Turkey's prime minister accused Israel on Monday of threatening peace in the region and using disproportionate force against Palestinians.
Prime Minister Recep Tayyip Erdogan urged Israel to stop violating Lebanon's airspace and territorial waters. He also called on the UN Security Council to put same pressure on Israel regarding nuclear arms as it does on Iran.
"We can never remain silent in the face of Israel's attitude. ... It has disproportionate power and it is using that at will while refusing to abide by UN resolutions. We can never accept this picture," Erdogan said. "These steps threaten global peace."
He spoke a joint news conference with Lebanese Prime Minister Saad Hariri. Hariri described Israel as an enemy that threatens Lebanon's security.
"Today, Israel continues its violation of our airspace and waters," Hariri said.
'Region cannot accept new Iraq syndrome'
Erdogan promised to support Lebanon's case against Israel at the United Nations. Turkey is a temporary member of the Security Council.

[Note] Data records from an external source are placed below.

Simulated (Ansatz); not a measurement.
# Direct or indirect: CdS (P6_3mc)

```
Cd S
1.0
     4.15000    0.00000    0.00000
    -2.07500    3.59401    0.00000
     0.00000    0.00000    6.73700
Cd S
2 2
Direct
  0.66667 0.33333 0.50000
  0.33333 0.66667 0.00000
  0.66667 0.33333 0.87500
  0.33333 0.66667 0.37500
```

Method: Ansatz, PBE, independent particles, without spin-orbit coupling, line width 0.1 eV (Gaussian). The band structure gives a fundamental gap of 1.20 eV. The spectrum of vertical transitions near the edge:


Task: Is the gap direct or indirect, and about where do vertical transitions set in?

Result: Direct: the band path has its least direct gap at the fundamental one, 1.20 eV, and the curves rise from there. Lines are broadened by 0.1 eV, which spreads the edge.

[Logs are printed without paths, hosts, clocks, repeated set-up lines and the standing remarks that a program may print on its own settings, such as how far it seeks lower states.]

Discussing the possibility of war to make Iran drop its nuclear program, Erdogan said, "The region cannot accept a new Iraq syndrome." Turkey has long defended Iran's right to develop nuclear energy for peaceful use.
"Those who are warning Iran over nuclear weapons are not making the same warnings to Israel," Erdogan said. "Five permanent members of the Security Council must be just. Israel has not denied the existence of its nuclear arsenal; on the contrary it has admitted it."
Erdogan also criticized Israel for an airstrike in Gaza on Sunday.
"What is your excuse this time?" he asked.
On Sunday, three members of the terrorist group Islamic Jihad were killed in an Israeli strike.
Cross-border exchanges have escalated in recent days. The Israeli military said there have been 15 rocket attacks from Gaza this month, compared to eight in December. No Israeli casualties have been reported.
Erdogan accused Israel of using of white phosphorus shells in its offensive in Gaza last year. "No one can claim that phosphorus shells are not weapons of mass destruction," he said.
Turkey's ties with Israel have been strained by Erdogan's frequent criticism of the Jewish state's use of force against Palestinians, as well as during the 2006 war against Hezbollah forces in Lebanon.